1) Slow Down Your Questions, and Let the Word of God Question You

“Who is this who darkens counsel by words without knowledge? Dress for action like a man; I will question you, and you make it known to me.” These are the first words God says to Job. The book has been dominated by Job’s questions, and it’s as if God says “Job! Slow down. Let me question you.” I was so quick to ask another question that I wasn’t really listening to potential answers. Job slowed my pace.

2) Look Around the Universe

When I struggle with the problem of evil, I try to solve it within my own head, purely analytically. Yet God doesn’t tell Job to think through a logical series of premises and conclusions with Him. Instead, He calls his attention to the created world. Just in chapter 38, God tells Job to consider the earth, ocean, stars, morning, dawn, depths, springs, death, darkness, light, expanse of the earth, snow, hail, wind, rain, thunderbolts, deserts, dew, ice, constellations, clouds, wisdom, dust, lions, and ravens. I’ll get to why He mentions those things in a second. But first, I don’t want you to miss the fact that God encourages Job to look around the universe. Consider all the things. Don’t get stuck in vicious cycles of introspection. God made these things for our instruction. Listen to what they’re saying.

During these days of doubt, the moon became my best friend.

3) Consider your weakness

Throughout the chapters in Job when He speaks, He predominately is asking questions. These questions all are expecting a negative response. For example: “Where were you when I laid the foundation of the earth? Tell me, if you have understanding” — the obvious answer from Job is “I wasn’t there at all.” Next question: “Have you entered into the springs of the sea, or walked in the recesses of the deep?” — “Umm, no I haven’t.” Next question: “What is the way to the place where the light is distributed, or where the east wind is scattered upon the earth?” — “I don’t know.” And so the questions go. God asks, and Job can’t answer.

What is the point of all this? Is God just bullying Job, saying “Don’t ever question me again, smarty pants!” I don’t think so. I think God is honestly helping Job. How is He helping him? By causing him to realize that he is weak and finite. “Job… if you don’t know any of this… then how on earth do you expect to understand why I allow evil to exist? You don’t even know when mountain goats give birth (39:1)! Yet do you think you’re able to understand the depths of my wisdom?” God helps proud sinners dealing with the problem of evil by showing them a million other things they can’t figure out. You’re supposed to feel small at the end of God’s speech. As God hit me with this truth, I wrote down the following. Each of these ideas can be traced to question God asks Job in chapters 38-39.
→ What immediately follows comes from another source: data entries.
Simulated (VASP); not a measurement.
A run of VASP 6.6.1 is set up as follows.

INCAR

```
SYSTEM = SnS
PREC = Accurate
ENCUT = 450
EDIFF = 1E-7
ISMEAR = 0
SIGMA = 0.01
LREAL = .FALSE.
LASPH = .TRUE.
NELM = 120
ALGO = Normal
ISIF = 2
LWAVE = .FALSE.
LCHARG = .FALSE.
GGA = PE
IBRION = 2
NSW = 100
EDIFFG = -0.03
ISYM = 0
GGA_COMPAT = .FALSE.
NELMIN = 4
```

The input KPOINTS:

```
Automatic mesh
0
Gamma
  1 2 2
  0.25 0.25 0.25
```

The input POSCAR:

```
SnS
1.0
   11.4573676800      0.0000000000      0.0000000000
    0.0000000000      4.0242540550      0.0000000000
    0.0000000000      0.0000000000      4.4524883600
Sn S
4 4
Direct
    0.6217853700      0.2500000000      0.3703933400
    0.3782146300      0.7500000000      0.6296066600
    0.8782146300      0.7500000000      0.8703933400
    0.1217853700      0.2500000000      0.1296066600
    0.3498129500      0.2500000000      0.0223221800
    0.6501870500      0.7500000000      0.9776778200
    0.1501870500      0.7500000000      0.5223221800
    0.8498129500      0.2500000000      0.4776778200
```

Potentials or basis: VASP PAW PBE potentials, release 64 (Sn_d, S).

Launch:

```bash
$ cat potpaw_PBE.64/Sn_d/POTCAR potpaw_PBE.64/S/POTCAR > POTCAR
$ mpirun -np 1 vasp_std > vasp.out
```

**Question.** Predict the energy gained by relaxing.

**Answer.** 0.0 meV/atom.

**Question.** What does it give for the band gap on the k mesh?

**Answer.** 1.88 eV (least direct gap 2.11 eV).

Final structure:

That God stayed the proud waves and set their boundaries is an answer to the problem of evil. That He commands the morning and entered the springs of the sea and knows the gates of death is an answer to the problem of evil. That Job was not alive when God created all things is an answer to the problem of evil. The fact that I have not seen the storehouses of snow and hail that God hurls down in the day of war and don’t understand the depths of science is an answer to the problem of evil. The fact that lightning doesn’t report to me for duty, and I can’t shout loud enough to make the clouds obey me is an answer to the problem of evil. The fact that my very understanding is from outside of me – that I can’t get a lion its food – that I don’t know the exact moment a mountain goat gives birth – that God gave arid lands to mountain goats – that wild oxen won’t serve me – the stupidity of an ostrich – that I did not make any horses powerful, not even one of them – that hawks soar unaided by my fingers – that I cannot answer a million other questions – these are answers to the problem of evil. We demand to know many things, yet we cannot know the simplest. How shall we who don’t know when mountain goats give birth know the reason for evil?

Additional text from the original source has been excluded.